Every six months, the Russian government conscripts a new cohort of soldiers for its armed services. For the last five years, since the military draft was renewed across the North Caucasus, the enlistment quotas for republics there have been raised and lowered erratically. This has been the result of a complex tug-of-war. On the one hand, various demographic and political factors have called for raising these numbers significantly. Whereas, on the other hand, military-security concerns have suggested that a lower fraction of the available pool should be taken up in the North Caucasus than in the rest of the country.
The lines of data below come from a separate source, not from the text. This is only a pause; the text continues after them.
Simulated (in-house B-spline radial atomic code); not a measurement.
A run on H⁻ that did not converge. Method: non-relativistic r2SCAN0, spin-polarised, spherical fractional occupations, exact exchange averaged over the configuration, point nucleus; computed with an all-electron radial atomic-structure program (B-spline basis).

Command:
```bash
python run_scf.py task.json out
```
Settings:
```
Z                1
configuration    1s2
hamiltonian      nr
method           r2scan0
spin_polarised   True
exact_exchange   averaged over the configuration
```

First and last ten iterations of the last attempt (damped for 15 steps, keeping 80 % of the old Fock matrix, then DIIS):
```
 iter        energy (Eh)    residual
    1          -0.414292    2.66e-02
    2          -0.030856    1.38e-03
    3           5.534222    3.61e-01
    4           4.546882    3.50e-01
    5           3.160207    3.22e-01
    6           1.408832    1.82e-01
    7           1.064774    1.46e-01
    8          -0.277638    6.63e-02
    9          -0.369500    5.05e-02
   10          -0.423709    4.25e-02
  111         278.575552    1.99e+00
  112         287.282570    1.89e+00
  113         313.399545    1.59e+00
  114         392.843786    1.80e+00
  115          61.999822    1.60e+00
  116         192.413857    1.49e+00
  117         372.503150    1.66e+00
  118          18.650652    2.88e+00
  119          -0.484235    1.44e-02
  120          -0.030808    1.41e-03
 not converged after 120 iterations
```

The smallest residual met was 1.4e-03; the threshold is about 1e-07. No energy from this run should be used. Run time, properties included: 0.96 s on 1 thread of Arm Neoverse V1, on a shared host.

In the spring 2018 draft, the numbers drafted in the region were down, in some cases significantly. In Karachaevo-Cherkessia, they fell by more than half from the previous fall—from 900 to 430. Last week (July 20), Rashid Temrezov, the head of the republic, announced that the figure for the upcoming draft will bounce back to almost what it was last fall (Ekho Kavkaza, July 20). He celebrated that development publicly, since it will mean that more young men from that republic will be serving in the military. He likely pushed for the increased numbers to reduce unemployment and associated radicalism among young males, and to curry favor among that age group. Obtaining “a military ticket”—as successful service in the Russian army is often referred to—is crucial to securing a job in the local police and government, often the biggest employers in a region.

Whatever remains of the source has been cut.